The stock market’s ups and downs could drive some people to look for a new spot to park that money. Maybe hedge one’s bets with classic sheet metal?
Classic cars may be a joy to ride, but as investment vehicles, they involve unique costs (including heated garages in some cases) and risks (your muscle car could lose muscle after a financial meltdown).
Before dreaming up reasons to cruise in a new investment vehicle, consider the road hazards. For every story of someone who made $20,000 selling a 1930s hot rod, another story puts a dent into get-rich-quick dreams.
Take that 1958 Cadillac Eldorado Biarritz convertible that accountant James Jenkins bought at auction for $27,500 in the late 1990s. He put an additional $11,000 into that car to refurbish it.
“I always loved those old ‘50s cars. That’s what the super-rich guys are driving,” said Jenkins, the president of an accounting firm.
“The car was just Rodney Dangerfield over the top,” said Jenkins, who drove the convertible about 10 times or so a year. (And yes, comedian Dangerfield drove a flashy, red convertible in the 1980 movie “Caddyshack.”)
But unhappy with the high cost for maintaining the car, Jenkins sold his red-and-white, two-door head turner around 2002 at auction for $29,500.
Sure, it’s bad enough to sell a car at about $9,000 or so below costs. But now consider that the car could have been worth about $138,000 today, according to the Hagerty Price Guide.
Just like stock or real estate, investors of collectible cars face the risk of knowing the right time to buy and the right time to sell.
The 1960s muscle car ran strong during 2005 through around 2007, as boomers were looking for the high horsepower they couldn’t afford in their 20s.
But if you needed to sell a muscle car during the recession, you were going to get 25 percent to 30 percent less than you would have a couple of years earlier, said McKeel Hagerty, president and CEO of Hagerty, which specializes in classic car insurance and values.
“It was a definite pullback,” Hagerty said. But muscle cars have made a strong recovery, he said. Yet some see collectible cars as a “hedge plus an indulgence,” said Tony Richards, 69, who grew up in London but later worked for both Ford and Chrysler. He once ran Lamborghini in Italy when Chrysler owned it and worked on the board of Maserati as the Chrysler representative.
“People like tangible investments, rather than boring paper in a bank somewhere,” said Richards, who retired from Chrysler in 200.
Richards once had two classic Jaguars, a 1956 XK 140 SE Jaguar with a drophead convertible and a 1966 E-Type Jaguar convertible.
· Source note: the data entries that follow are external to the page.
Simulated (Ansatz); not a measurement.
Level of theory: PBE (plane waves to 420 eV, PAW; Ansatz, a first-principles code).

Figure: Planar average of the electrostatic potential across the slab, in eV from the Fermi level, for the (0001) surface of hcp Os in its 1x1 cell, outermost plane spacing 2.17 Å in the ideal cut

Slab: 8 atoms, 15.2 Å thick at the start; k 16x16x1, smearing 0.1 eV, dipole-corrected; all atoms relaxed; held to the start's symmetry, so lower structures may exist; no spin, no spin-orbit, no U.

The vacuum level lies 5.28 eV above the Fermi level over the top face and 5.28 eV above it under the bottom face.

He sold both last September. The scarlet red E-Type sold for around $75,000; he paid $61,000 for it about seven years ago.
He sold the maroon 1956 XK 140 for $145,000; after paying $115,000 for it in 2003.
“I thought the market was pretty high, so I decided to cash out,” Richards said.
But Richards said he thinks he might have sold the cars a little too early and probably a little too cheap.
How much money you might make buying and selling a classic car, of course, depends on the kind of car you buy and how long you keep it. As an investor, you’d want to try to hold onto a collectible car for at least five years in many cases, Hagerty said.
Oddly enough, I recently found a 10-year-old clipping from the Wall Street Journal that listed 50 collectible cars and prices.
Hagerty researched the 2014 prices for me; all those cars would have made some money in 10 years.
A 1971 Mercedes-Benz 280 SE 3.5 — rated a “sell” in 2004 — would be up about 10 percent in value, according to Hagerty. It sells now for around $54,600 vs. about $49,500 in 2004.
The “buys” on the Wall Street Journal’s list in 2004 included a 1970 Ford Boss 302 Mustang priced at about $31,300 and up. That car would have gained 172 percent and be worth $85,000 today, according to Hagerty.com.
But remember, when you see six-figure selling prices on some cars, many investors could easily have spent six figures properly refurbishing some cars.
For most on Dream Cruise weekend, though, going down this road is far more about revved-up feelings than high finance.
“They’re not going to make anymore 1966 E-Types,” Richards said. “In fact, I wish I hadn’t sold it.”
Under the hood
What to know about turning a collectible car into cash:
The net capital gains tax rate is a maximum 28 percent on profits made from collectibles, such as classic cars and art. If joint adjusted gross income is more than $250,000, a 3.8 percent excise tax also would apply.
Some say buy the best possible car you can in the best condition. Rust can be hard to overcome in a classic car. Restoration can be far more expensive than you’d realize.
Be prepared to spend money on your vehicle. “Be mindful that every single car has issues,” said McKeel Hagerty, president and CEO of Hagerty, which specializes in classic car insurance and values.
Some experts recommend buying a car that you’d love to own and skip the notion of making money overnight.